# NASA To Send Another Rover To Mars



## mosaix (Dec 4, 2012)

NASA has plans to send another rover, based on Curiosity technology, to Mars in 2020.

http://www.bbc.co.uk/news/science-environment-20603689


----------



## J-Sun (Dec 4, 2012)

I wouldn't count on any future projects until we (the US) get the budget mess straightened out. But as a projected thing, it's nice to hear. I worry about a "been there, done that" public response (because I'm not immune to it myself) and, other than new instruments, they're not really clear on how this mission would exceed the current one but, as long as it contributes to the continuing conquest of Mars , it sounds good. Thanks for passing it on.


----------



## Vertigo (Dec 5, 2012)

Indeed, lets hope that come the time the cash is available.


----------



## Galacticdefender (Dec 5, 2012)

As of right now, all I can say is this: Help us Elon Musk, you're our only hope!  

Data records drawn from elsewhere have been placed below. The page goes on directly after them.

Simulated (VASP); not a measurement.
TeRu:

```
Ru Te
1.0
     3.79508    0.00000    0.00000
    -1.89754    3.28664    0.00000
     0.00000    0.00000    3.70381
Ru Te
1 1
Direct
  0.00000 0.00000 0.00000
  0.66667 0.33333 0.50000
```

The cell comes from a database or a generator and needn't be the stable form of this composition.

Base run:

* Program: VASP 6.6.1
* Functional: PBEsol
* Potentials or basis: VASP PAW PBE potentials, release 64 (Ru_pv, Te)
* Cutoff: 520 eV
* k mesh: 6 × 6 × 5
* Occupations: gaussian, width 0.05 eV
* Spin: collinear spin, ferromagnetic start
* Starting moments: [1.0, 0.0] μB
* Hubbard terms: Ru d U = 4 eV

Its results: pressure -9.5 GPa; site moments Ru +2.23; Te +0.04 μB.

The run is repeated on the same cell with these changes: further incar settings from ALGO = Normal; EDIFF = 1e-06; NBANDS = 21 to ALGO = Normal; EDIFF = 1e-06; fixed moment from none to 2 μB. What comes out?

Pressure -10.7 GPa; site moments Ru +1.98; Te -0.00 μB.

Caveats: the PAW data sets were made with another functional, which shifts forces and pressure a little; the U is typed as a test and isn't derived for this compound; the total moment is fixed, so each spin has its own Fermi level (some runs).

I think the first man on Mars will be from a private corporation, like SpaceX. The government missed their chance I think. Not until the privatization of space is in full swing will the government recognize the value of space exploration. Only then will NASA get significantly more cash.


----------



## Harpo (Jan 31, 2013)

Opportunity has been exploring Mars for over nine years now - the longest operational Mars Rover has travel over 22 miles on the planet's surface.

http://www.sciencedaily.com/releases/2013/01/130122163854.htm

By 2020, Opportunity might still be going strong.  Who needs another Rover mission?


----------



## Vertigo (Jan 31, 2013)

I believe there is a European and Russian rover going up before the next NASA mission called ExoMars: http://en.wikipedia.org/wiki/ExoMars
and http://exploration.esa.int/science-e/www/area/index.cfm?fareaid=118

I believe the main difference is that Curisoity is looking for evidence that conditions for life on mars are present or have been present in the past. Whilst the ExoMars expedition is looking for direct evidence of life past or present. It includes a drill that can take samples up to 2m below the surface where it is thought primitive life is more likely to be able to survive.


----------